In their defence all the accused persons set up alibis. They state they were arrested in connection with matters relating to state security and not robbery. An accused person who sets up an alibi as a defence does not assume any burden to prove it.
See Sekitoleko - vs- Uganda  EA 531
The prosecution must disprove the alibi and destroy it by placing the accused persons at the scene of crime. In the instant case I find that through the doctrine of recent possession Al and A2 must be held guilty of the robbery on PW1 and PW2 and I find that they acted in concert as it was on information from A2 that the gun Exhibit PT came to be recovered from Al’s premises. I find the prosecution has not proved beyond reasonable doubt that A3 was party to the robbery on any of the two counts and I find him not guilty and acquit him.
Having found as I have concerning A3 and that there is no proof that a lethal weapon was used in any of the two occasions, I find Al and A2 guilty of robbery contrary to sections 272 and 273 (1) (b) of the Penal Code and convict them accordingly on both counts. I differ with the joint opinion of the assessors for the reasons given in the course of this judgment.
I so find
21st August 2002
Mr. Murumba State Attorney
Ms Ahimbisibwe for accused persons
All 3 accused persons in court
Ms Tushemereirwe court clerk/interpreter
Court: Judgment read in court.
The convicts have no previous record. They are first offenders. The offence is a serious one which carries a maximum sentence of imprisonment for life. There is a big problem of robberies countrywide. This court should play its role in safeguarding society and enforcing the law. I pray for a stiff sentence. They have been on remand since March 2001.

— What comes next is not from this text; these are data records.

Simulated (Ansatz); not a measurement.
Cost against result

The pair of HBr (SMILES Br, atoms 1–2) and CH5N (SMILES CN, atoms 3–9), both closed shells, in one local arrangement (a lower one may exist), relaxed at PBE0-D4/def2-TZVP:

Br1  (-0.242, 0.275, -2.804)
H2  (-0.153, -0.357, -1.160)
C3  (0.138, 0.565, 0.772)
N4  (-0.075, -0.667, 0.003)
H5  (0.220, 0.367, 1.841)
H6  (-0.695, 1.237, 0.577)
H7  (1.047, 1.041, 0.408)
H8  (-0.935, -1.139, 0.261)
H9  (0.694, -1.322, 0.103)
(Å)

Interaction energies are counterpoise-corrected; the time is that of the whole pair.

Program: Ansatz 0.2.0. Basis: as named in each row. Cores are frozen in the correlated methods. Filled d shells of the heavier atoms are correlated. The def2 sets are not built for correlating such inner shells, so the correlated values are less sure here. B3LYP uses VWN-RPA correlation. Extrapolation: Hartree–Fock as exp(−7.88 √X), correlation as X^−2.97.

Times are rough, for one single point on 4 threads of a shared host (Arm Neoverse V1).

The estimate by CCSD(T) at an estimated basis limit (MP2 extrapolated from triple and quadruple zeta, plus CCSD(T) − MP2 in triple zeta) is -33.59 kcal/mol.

Both convicts are repentant. Al has a very big family of 6 children and a wife. His family and mother are dependent on him. A2 is the elder son in his big family. He looks after the mother and children. They have spent 1 1/2 years on remand. I pray for a lenient sentence.
I have spent a long time on remand. It has been I ‘/ years. I pray for lenience.
I pray for lenience. I have been on remand. I have my mother, my children and children of my elder brother.
The two accused persons have been convicted of simple robbery which carries a maximum sentence of life imprisonment. There is a growing public outcry against robberies which are on the increase in this country. Thank God there was no aggravation in the incidents on which this case is premised. I take what both convicts, the State Attorney and their lawyer have had to say into account. In particular I take the period both have spent on remand into account. I sentence each of the accused to 15 years’ imprisonment on count I and to 15 years imprisonment on court 2. The sentences to run concurrently.